The Mets are obviously housed in one of the biggest markets in professional sports, yet their previous owners were marred by scandal and ineptitude that prevented the team from ever truly getting to that top-end level. Superfan Steve Cohen purchased his beloved New York Mets in November 2020. After securing the purchase of his favorite team, Cohen was clear that he was willing to do whatever it took to bring a championship to Queens.

Cohen was so clear in his intention to spend money on payroll that MLB instituted a new “Cohen Tax” tier in the luxury tax system. Designed to dissuade owners (Steve Cohen) from spending too much on payroll, this new Cohen-tier was set at a cool $290 million. Basically, if a team’s total payroll exceeded the $290 million mark, they’d pay a tax rate of 80% on the overage.

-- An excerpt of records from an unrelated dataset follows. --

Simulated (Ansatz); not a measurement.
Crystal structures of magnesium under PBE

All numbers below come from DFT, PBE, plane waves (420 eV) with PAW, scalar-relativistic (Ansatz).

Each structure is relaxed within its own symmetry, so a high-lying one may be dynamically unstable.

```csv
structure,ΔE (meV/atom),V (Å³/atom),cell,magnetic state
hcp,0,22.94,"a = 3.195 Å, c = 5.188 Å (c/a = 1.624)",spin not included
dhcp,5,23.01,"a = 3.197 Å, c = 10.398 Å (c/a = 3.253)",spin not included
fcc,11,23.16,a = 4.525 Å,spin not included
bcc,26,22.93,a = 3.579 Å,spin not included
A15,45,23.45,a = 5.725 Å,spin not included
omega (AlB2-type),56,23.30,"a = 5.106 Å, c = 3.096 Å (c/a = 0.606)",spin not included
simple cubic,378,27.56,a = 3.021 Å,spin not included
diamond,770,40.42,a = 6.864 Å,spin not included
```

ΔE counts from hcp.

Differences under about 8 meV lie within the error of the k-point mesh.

In the real world, we watched as Cohen’s Mets recruited every marquee free agent in this year’s free agency class. The Mets lost Jacob DeGrom but replaced him with Justin Verlander. They brought back Brandon Nimmo and Edwin Diaz on massive new deals. They landed prized Japanese hurler Kodai Senga. All told, the New York Mets current 2023 payroll sits at $329,118,332 according to Spotrac. A wild number by any standard but unheard of in Major League Baseball.

But what if Steve Cohen went full superfan and signed all the top-tier free agents from this class? Well, that’s why we have MLB The Show.

The Steve Cohen Experience In MLB The Show

We’ll again be using MLB The Show 22 to run our simulation. Using “Roster 01/24/23” from Xbox user DLA75, we added the top 10 free agents from MLB.com’s list to the Mets in addition to all the acquisitions they actually made in real life. Injuries and trades will be turned off to see how dominant this team could have been.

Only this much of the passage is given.